My own personal thing. This is very interesting because in the tenement yard in which I lived in Montego Bay, I used to read the poems aloud to the people in the yard, to people who weren’t literate.

But she has always been popular and she managed to extend herself; as besides being a poet, she is, as I said, a performer and performed the poems. She’s an actress and she helped to give form to the Jamaican pantomime.

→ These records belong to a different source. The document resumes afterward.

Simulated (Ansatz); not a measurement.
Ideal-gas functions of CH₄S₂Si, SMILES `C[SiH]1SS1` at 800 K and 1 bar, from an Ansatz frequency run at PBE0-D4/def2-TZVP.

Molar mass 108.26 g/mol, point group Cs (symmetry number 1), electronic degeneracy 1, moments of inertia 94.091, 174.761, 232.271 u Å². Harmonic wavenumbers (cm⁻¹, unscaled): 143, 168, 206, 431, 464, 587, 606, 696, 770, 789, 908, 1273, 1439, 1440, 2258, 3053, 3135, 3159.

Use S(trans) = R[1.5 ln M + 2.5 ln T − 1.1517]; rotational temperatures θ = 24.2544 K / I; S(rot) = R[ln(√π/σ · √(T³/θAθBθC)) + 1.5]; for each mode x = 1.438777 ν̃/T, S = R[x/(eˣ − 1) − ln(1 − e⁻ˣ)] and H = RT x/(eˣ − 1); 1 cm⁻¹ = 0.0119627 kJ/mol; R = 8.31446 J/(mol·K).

KVR: … which is still very active today?

RN: Lord, yes. And in about twenty-five of the pantomimes, she was a leading character, which meant that she created for the pantomime a persona: the strong matriarch. Which remains. It comes in different forms. And it remains in the panto-musical, as we call it, to this day, so that’s another contribution. The storytelling, of course, is fantastic, because of  the children. In Ring Ding, she used the media. She had a number of  loci through which she could use the language. As storyteller, as actress, and, of course, in government life, for those people who wanted to study she became a diplomat.

KVR: Is dialect studied in the schools or is that not the case?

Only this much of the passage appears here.